Re: [PATCH 2/2] files-backend: don't rewrite the `packed-refs` file unnecessarily

2017-10-26 Thread Michael Haggerty
On 10/26/2017 08:46 AM, Junio C Hamano wrote:
> Michael Haggerty  writes:
> 
>> Even when we are deleting references, we needn't overwrite the
>> `packed-refs` file if the references that we are deleting are not
>> present in that file. Implement this optimization as follows:
> 
> This goal I can understand.  files-transaction-prepare may see a
> deletion and in order to avoid a deletion of a ref from the
> file-backend to expose a stale entry in the packed-refs file, it
> prepares a transaction to remove the same ref that might exist in
> it.  If it turns out that there is no such ref in the packed-refs
> file, then we can leave the packed-refs file as-is without
> rewriting.
> 
>> * Add a function `is_packed_transaction_noop()`, which checks whether
>>   a given packed-refs transaction doesn't actually have to do
>>   anything. This function must be called while holding the
>>   `packed-refs` lock to avoid races.
> 
> This checks three things only to cover the most trivial case (I am
> perfectly happy that it punts on more complex cases).  If an update
> 
>  - checks the old value,
> 
>  - sets a new value, or
> 
>  - deletes a ref that is not on the filesystem,
> 
> it is not a trivial case.  I can understand the latter two (i.e. We
> are special casing the deletion, and an update with a new value is
> not.  If removing a file from the filesystem is not sufficient to
> delete, we may have to rewrite the packed-refs), but not the first
> one.  Is it because currently we do not say "delete this ref only
> when its current value is X"?

It wouldn't be too hard to allow updates with REF_HAVE_OLD to be
optimized away too. I didn't do it because

1. We currently only create updates for that packed_refs backend with
REF_HAVE_OLD turned off, so such could would be unreachable (and
untestable).

2. I wanted to keep the patch as simple as possible in case you decide
to merge it into 2.15.

There would also be a little bit of a leveling violation (or maybe the
function name is not ideal). `is_packed_transaction_noop()` could check
that `old_oid` values are correct, and if they all are, declare the
transaction a NOOP. (It wasn't *really* a NOOP, but its OP, namely
checking old values, has already been carried out.) But what if it finds
that an `old_oid` was incorrect? Right now
`is_packed_transaction_noop()` has no way to report something like a
TRANSACTION_GENERIC_ERROR.

It could be that long-term it makes more sense for this optimization to
happen in `packed_transaction_prepare()`. Except that function is
sometimes called for its side-effects, like sorting an existing file, in
which case overwriting the `packed-refs` file shouldn't be optimized away.

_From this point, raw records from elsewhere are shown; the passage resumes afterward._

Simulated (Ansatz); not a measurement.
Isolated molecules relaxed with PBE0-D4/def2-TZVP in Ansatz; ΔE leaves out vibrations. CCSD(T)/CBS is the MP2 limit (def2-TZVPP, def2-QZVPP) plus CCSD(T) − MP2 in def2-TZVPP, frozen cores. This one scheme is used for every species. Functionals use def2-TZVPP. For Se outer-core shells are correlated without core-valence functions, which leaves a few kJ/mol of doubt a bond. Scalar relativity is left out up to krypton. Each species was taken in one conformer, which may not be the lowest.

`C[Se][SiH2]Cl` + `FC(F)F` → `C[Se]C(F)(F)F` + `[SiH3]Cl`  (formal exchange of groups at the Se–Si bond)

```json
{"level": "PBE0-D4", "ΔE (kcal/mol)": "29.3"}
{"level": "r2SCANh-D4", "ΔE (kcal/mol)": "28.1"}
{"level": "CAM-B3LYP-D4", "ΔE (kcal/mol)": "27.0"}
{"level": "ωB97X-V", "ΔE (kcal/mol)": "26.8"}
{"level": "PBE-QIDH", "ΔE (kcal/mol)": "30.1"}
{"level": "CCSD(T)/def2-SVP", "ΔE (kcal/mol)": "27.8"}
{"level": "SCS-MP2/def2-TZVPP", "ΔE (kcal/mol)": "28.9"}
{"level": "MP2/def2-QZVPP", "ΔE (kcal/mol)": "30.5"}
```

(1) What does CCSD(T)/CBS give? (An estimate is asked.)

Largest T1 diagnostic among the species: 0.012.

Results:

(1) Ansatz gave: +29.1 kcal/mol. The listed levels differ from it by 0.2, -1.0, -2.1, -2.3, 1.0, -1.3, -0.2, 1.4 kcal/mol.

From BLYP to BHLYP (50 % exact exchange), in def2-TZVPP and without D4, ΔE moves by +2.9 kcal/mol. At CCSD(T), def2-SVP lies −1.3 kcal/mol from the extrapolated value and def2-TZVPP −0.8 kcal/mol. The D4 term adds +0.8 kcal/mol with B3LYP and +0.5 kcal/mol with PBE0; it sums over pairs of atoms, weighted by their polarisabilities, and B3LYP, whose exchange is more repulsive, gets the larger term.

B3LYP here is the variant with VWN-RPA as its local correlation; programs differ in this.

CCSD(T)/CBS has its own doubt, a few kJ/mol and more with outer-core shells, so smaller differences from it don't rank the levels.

So overall it seemed easier to punt on this optimization at this point.

> Also it is not immediately obvious how the "is this noop" helper is
> checking the absence of the same-named ref in the current
> packed-refs file, which is what matters for the correctness of the
> optimization.

The check is in the second loop in `is_packed_transaction_noop()`:

if (!refs_read_raw_ref(ref_store, update->refname,
   oid.hash, &referent, &type) ||
errno != ENOENT) {
/*
 * We might have to actually delete that
 * reference -> not a NOOP.
 */
ret = 0;
break;
}

If the refname doesn't exist, then `refs_read_raw_ref()` returns -1 and
sets errno to ENOENT, and the loop continues. Otherwise we exit with a
value of 0, meaning that the transaction is not a NOOP.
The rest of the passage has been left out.